Barney Frank is my new hero
If you'd told me a week ago that I was going to write that I'd have asked you what you were smoking.
Tuesday, during debate over the Agriculture appropriations bill, Republicans proposed amendments that would subsidize and protect a number of agricultural commodities. They also opposed amendments that would cut existing subsidies. Rep. Frank took the House floor and lectured conservatives on free markets:
"Mr. Chairman, I am here to confess my reading incomprehension. I have listened to many of my conservative friends talk about the wonders of the free market, of the importance of letting the consumers make their best choices, of keeping government out of economic activity, of the virtues of free trade, but then I look at various agricultural programs like this one. Now, it violates every principle of free market economics known to man and two or three not yet discovered.

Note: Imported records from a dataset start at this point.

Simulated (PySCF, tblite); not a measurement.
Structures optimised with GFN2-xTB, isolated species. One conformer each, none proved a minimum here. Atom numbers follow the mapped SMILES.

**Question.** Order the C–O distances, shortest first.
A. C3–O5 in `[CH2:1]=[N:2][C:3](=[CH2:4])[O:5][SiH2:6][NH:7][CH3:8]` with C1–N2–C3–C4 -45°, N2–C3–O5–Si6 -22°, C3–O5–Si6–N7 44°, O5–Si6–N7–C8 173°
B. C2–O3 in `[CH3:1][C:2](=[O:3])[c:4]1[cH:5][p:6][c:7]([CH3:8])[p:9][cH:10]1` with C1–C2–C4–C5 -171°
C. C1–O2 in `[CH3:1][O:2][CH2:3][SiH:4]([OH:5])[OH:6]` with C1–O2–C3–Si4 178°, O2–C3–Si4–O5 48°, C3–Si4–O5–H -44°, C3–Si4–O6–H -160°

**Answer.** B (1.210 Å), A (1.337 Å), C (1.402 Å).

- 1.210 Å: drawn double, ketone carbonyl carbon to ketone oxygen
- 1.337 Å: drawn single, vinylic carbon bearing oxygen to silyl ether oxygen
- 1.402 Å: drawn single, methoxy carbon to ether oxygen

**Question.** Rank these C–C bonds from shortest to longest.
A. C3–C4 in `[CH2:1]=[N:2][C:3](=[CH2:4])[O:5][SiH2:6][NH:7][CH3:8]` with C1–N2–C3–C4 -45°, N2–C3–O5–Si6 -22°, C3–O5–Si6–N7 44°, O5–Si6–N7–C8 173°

So I have been forced to conclude that in all of those great free market texts by Ludwig von Mises, Friedrich Hayek and all the others that there is a footnote that says, by the way, none of this applies to agriculture. Now, it may be written in high German, and that may be why I have not been able to discern it, but there is no greater contrast in America today than between the free enterprise rhetoric of so many conservatives and the statist, subsidized, inflationary, protectionist, anti-consumer agricultural policies, and this is one of them.
In particular, I have listened to people, and some of us have said let us protect workers and the environment in trade; let us not have unrestricted free trade; but let us have trade that respects worker rights and environmental rights. And we have been excoriated for our lack of concern for poor countries.
There is no greater obstacle, as it is now clear in the Doha round, to the completion of a comprehensive trade policy than the American agricultural policy, with one exception, European agricultural policy, which is much worse and just as phony.
Sugar is an example. This program is an interference with the legitimate efforts at economic self-help in many foreign nations. So I appreciate the leadership of the gentleman from Arizona and the gentleman from Oregon. Here is a chance for some of my free-enterprise-professing friends to get honest with themselves, and now maybe we will see some born-again free enterprisers in the agricultural field."
As the Club for Growth said the next day, "Brilliant!" Libertarian bloggers had multiple orgasms.
Then yesterday, during morning 1-minute speeches, Rep. Frank again took the floor to defend the FBI's search of Rep. Jefferson's office:
"Madam Speaker, I disagree with the bipartisan House leadership criticism of the FBI’s search of a Member’s office. I know nothing specifically about the case, except that the uncontroverted public evidence did seem to justify the issuance of a warrant.
What we now have is a Congressional leadership, the Republican part of which has said it is okay for law enforcement to engage in warrantless searches of the average citizen, now objecting when a search, pursuant to a validly issued warrant, is conducted of a Member of Congress.
I understand that the speech and debate clause is in the Constitution. It is there because Queen Elizabeth I and King James I were disrespectful of Parliament. It ought to be, in my judgment, construed narrowly. It should not be in any way interpreted as meaning
that we as Members of Congress have legal protections superior to those of the average citizen.So I think it was a grave error to have criticized the FBI. I think what they did, they ought to be able to do in every case where they can get a warrant from a judge. I think, in particular, for the leadership of this House, which has stood idly by while this administration has ignored the rights of citizens, to then say we have special rights as Members of Congress is wholly inappropriate."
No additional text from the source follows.